DEMS OFFER A STATE MAP
Tennessee Democrats got ahead of the state Republican legislative majority Monday by offering their own congressional redistricting map.
States are charged with drawing new congressional maps following each decennial census, and that task is currently in the hands of bipartisan Tennessee Senate and House committees. If either of those committees has formulated a new map, they have yet to reveal it in public.
But Democrats, with information from five meetings across the state and other smaller gatherings in which they received input, compiled their own map and will submit it to the General Assembly when it meets again early next year.
The map, at first blush, looks more like one in which geographical and sociological communities of interest are kept together than the one under which the current congressional districts are drawn.
It keeps the 1st District in the northeastern corner of the state and draws a relatively narrow 2nd District to include Oak Ridge, Maryville, Knoxville, Sevierville and Gatlinburg, over to the Great Smoky Mountains on the eastern border of the state.
The 3rd District, which includes Chattanooga, shifts to be only in the southeastern corner of the state. It would include all of Bradley, Hamilton, Loudon, McMinn, Meigs, Monroe, Polk, Rhea, Roane counties and part of Blount County.
Gone is the squashed hourglass shape of the current district, which goes from the Georgia border to the Kentucky border and includes Oak Ridge and several counties at the top of the state.
The new 4th District would include the Nashville bedroom counties of Williamson and Wilson, most of Rutherford County (including the city of Murfreesboro), the city of Hendersonville in Seymour County and the city of Spring Hill along the Williamson-Maury County line.
The current 4th District, often said to resemble a dragon, starts in the west in Maury County in Middle Tennessee and goes south, then east, then north, then east, then south again to wind up in Bradley County, east of Chattanooga.
The Democrats’ 5th District would be mainly Davidson County (Nashville) but also take in the city of La Vergne, the city of Goodlettsville along the Davidson-Sumner County line and the city of Millersville on the border of Sumner and Robertson counties.
The 6th District, largely rural, goes from the Kentucky border, taking in Middle Tennessee counties in the northern part of the state that are already in the district, and incorporates many in the southern part of the state that currently are in the 4th District.
The 7th District is perhaps the least changed, also running from the state’s northern to southern borders but widening to the east to pick up some counties currently in the 4th District.
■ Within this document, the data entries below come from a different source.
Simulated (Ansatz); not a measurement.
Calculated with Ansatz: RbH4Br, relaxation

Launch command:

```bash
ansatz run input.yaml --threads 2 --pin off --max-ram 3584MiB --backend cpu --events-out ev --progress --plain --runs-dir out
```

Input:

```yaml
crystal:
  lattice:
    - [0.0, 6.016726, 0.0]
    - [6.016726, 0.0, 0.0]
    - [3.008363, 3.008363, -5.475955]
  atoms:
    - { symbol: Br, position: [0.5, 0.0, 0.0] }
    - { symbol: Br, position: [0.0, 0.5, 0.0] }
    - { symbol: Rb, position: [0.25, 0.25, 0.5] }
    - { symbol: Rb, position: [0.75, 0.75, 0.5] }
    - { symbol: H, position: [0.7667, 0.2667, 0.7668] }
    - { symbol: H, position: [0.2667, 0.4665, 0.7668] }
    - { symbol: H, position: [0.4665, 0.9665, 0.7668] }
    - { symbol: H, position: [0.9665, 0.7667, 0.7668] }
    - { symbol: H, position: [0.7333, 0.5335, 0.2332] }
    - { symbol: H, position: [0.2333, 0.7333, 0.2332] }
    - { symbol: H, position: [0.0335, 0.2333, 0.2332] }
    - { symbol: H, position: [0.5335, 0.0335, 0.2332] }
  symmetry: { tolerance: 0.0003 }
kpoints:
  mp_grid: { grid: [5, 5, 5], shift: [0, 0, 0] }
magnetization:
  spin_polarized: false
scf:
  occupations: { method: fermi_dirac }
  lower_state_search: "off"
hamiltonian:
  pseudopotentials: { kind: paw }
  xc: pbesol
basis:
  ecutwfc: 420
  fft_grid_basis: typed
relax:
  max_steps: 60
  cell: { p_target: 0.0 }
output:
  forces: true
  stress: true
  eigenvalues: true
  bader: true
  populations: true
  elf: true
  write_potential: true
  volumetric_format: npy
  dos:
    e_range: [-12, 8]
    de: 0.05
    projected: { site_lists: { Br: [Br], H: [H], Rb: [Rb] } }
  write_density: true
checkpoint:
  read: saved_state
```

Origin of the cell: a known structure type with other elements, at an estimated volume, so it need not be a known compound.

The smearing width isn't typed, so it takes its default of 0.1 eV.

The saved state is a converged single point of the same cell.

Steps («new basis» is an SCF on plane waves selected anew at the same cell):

The 8th District is little changed, as well, running from the state’s northern to southern borders and picking up a few new counties along the southern border.
The 9th District, fully in Shelby County around Memphis, shrinks in the north but also moves slightly east.
State Sen. Raumesh Akbari, the Democratic caucus chairwoman, said the party’s primary goal with the map is to keep communities together.
“People want their elected officials to be responsive to the need of the community,” she said in a statement. “So in addition to drawing districts that are near identical by population [which is required by law], we are proposing districts with deep community connections and shared needs — like housing, healthcare, education, transportation and job creation.”
Democrats, like Republicans, would not submit a map that did not attempt to benefit them in some way. It’s the way they drew maps when they ruled the General Assembly for most of the 20th century, and it’s the way Republicans have drawn maps in the 20 years since.
We are not privy to all the criteria they used, but our best guess is they hope the new 4th District might become Democratic in the next 10 years. Vote totals from the 2020 presidential election do not show it to be such now.
Currently, Republicans hold a 7-2 lead in the state’s congressional delegation. The state’s only Democratic strongholds are in the current 5th and 9th Districts around Nashville and Memphis, respectively. However, Democrats may believe the fast-growing counties around liberal Davidson County could be persuaded to vote like Davidson County if kept together.
It appears the only current member of the state delegation who personally would be affected by the Democrats’ map is U.S. Rep. Scott Des Jarlais. He lives in the Sherwood community of Franklin County, but that county would be in the new 6th District, which is represented by second-term U.S. Rep. John Rose of Cookeville.
At this point, it looks like all congressional districts other than 5 and 9 would easily remain in Republican hands.
Before the census numbers were completed, it was said Republicans — if they chose — could find a way to divvy up the 5th District in order to get an eighth congressional representative.
Time will tell what will happen, but the public now at least has one map with which to ponder what the state’s congressional future could look like.